The request of a trip, offering it to driver, the acceptance of a trip, picking up the rider, and ending the trip are called state change transitions. A trip transaction lasts as long as the trip lasts.
From the moment a trip is started trip data is created in a back-end datacenter. It appears there’s a designated datacenter per city.
The typical solution for datacenter failure: replicate data from the active datacenter to the backup datacenter. Well understood and works pretty well depending on your database. Drawbacks:
Gets complicated beyond two backup datacenters.
Replication lag between datacenters.
It requires a constant high bandwidth between datacenters, especially if you have a database that doesn’t have good support for datacenter replication or if you haven’t tuned your business model to optimize deltas.
(A benefit that's not talked about, that probably doesn't matter for Uber, but may matter for smaller players, is that the driver phone plan is subsidizing bandwidth costs by not having to pay as much for inter-datacenter bandwidth.)

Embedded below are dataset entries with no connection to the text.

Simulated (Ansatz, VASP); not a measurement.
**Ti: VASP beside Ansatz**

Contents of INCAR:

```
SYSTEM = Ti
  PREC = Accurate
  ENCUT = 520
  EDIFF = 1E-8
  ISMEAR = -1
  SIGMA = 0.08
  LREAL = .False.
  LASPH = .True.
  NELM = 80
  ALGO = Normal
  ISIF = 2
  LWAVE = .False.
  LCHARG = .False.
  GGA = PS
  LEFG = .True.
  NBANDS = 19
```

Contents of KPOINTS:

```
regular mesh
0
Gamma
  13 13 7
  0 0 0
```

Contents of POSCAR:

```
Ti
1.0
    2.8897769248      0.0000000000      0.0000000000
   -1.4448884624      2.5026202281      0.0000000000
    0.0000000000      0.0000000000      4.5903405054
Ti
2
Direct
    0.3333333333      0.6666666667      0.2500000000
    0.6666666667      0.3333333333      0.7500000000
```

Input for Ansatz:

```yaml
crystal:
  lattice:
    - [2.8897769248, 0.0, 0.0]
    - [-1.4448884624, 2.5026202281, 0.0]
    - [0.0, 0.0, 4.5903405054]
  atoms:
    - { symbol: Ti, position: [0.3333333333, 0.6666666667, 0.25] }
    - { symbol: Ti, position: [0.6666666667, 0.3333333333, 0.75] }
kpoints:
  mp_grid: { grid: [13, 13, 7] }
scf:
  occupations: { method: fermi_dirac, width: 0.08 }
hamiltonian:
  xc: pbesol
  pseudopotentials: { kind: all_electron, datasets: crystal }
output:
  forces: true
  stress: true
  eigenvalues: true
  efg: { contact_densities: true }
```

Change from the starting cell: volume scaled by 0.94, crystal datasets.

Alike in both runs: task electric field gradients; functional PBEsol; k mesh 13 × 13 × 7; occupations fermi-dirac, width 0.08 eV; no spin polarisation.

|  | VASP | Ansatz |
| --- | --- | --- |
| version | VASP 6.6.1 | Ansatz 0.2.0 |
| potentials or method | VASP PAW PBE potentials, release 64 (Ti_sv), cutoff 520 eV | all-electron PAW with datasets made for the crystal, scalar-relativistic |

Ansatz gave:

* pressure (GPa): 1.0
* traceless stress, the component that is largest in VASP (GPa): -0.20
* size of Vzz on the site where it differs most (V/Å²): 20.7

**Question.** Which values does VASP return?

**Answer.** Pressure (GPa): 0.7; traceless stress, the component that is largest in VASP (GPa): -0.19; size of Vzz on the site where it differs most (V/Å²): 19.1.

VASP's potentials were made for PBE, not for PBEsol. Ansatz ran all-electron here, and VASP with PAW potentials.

The creative application aware solution: since there’s constant communication with driver phones just save the data to driver phones. Advantages:
Can failover to any datacenter.
Sidesteps the problem of a phone failing over to the wrong datacenter, which would cause all the trips to be lost.
Using driver phones to hold datacenter backups requires a replication protocol.
All the state transitions occur when communicating with the datacenter. There’s a Begin Trip or Begin Drive request, for example, which is the perfect opportunity to exchange state data with the phone and have a phone store data.
On a datacenter failover when the phone pings the new datacenter the trip data is requested off of the phone. The downtime is very minimal. (no information on how datacenter maps are handled).
Challenges:
Not all the saved trip information should be accessible to the driver. A trip has a lot of information on all the riders, for example, which should not be exposed.
Have to assume driver phones can be compromised which means the data must be made tamper proof. So all the data is encrypted on the phone.
Want to keep the replication protocol as simple as possible to make it easy to reason about and easy to debug.
Minimize extra bandwidth. With a phone based approach it’s possible to tune what data is serialized and what deltas are kept in order to minimize traffic over the mobile network.
The Replication Protocol
A simple key-value store model is used with get, set, delete, list of keys operations.
A key can only be set once to prevent accidental overwrites and out of order message problems.
With the set once rule versioning had to move into the key space. Updating a stored trip happens like: set(“trip1, version2”, “yyu”); delete(“trip1, version1”). The advantage is if there’s a failure between the set and delete there will be two values stored instead of nothing stored.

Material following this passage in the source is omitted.